Sawyer Brown’s incessant touring and crowd-pleasing music have gained the band one of the largest and most loyal followings in country music. “We have an incredible fan club,” Miller says. “My mom is actually the president of it. I don’t even know how many members there are–but it’s a lot. We have a website [www.sawyer-brown.com], and every year at Fan Fair we have a breakfast for our members. We also have a deal that when you join the fan club, you get a backstage pass to meet the band at one of our shows.”
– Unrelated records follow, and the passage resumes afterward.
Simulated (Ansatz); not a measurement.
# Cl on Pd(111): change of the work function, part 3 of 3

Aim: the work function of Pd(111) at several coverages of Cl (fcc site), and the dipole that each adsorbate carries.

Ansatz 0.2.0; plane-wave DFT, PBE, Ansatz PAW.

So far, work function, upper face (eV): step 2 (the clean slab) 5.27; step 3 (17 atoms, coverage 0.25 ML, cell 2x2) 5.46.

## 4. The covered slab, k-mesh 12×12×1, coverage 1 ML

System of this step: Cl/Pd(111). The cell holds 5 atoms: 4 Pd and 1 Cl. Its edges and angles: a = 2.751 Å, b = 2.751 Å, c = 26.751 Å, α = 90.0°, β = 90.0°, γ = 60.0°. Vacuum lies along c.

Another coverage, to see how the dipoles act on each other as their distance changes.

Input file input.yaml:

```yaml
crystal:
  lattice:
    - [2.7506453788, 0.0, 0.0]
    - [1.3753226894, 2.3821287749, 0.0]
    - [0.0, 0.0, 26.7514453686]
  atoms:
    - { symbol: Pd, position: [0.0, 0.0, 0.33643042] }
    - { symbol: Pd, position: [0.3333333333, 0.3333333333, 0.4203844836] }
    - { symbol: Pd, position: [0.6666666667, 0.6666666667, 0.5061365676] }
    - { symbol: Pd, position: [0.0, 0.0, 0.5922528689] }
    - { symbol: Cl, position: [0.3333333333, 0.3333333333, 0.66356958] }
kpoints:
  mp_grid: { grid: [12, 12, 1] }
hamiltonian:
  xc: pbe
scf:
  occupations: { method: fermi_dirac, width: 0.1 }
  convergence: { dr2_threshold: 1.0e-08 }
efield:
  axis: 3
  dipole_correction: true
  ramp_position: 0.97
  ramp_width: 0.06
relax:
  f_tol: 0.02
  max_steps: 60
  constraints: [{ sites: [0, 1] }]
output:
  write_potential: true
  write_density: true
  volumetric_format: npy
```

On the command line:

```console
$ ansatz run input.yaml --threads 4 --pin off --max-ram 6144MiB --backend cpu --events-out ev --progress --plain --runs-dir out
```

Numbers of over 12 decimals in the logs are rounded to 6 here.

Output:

By now, Miller says, the fans have come to accept his smoothly shaved head in place of the hats and caps he used to wear to conceal his thinning locks. “Sometimes you run out of options,” he laughs. “With the hair, I kept cutting it shorter and shorter, and I didn’t like wearing hats anymore. My wife said, ‘You’ve been wanting to shave it, so just shave it and see what it looks like.’ And I said, ‘What if I look like Charles Barkley? In my mind, I want to look like Michael Jordan. But what if I look like an axe murderer?’ But I did it, and she liked it. Now I keep it zipped down. The fans are used to it. I think it was a little bit of a shock at first. The funny thing is that all the kids think it’s cool.” Miller expects Drive Me Wild to yield five or six singles and for the band to tour in support of the album for the next two years.

Aside from performing, farming and shooting baskets, Miller intends to spend more time writing songs and producing records. “There are a couple of acts I’m working with now,” he says. “I just enjoy the music so much, and that seems to be where my gifts are. I always want to have time and energy for that.”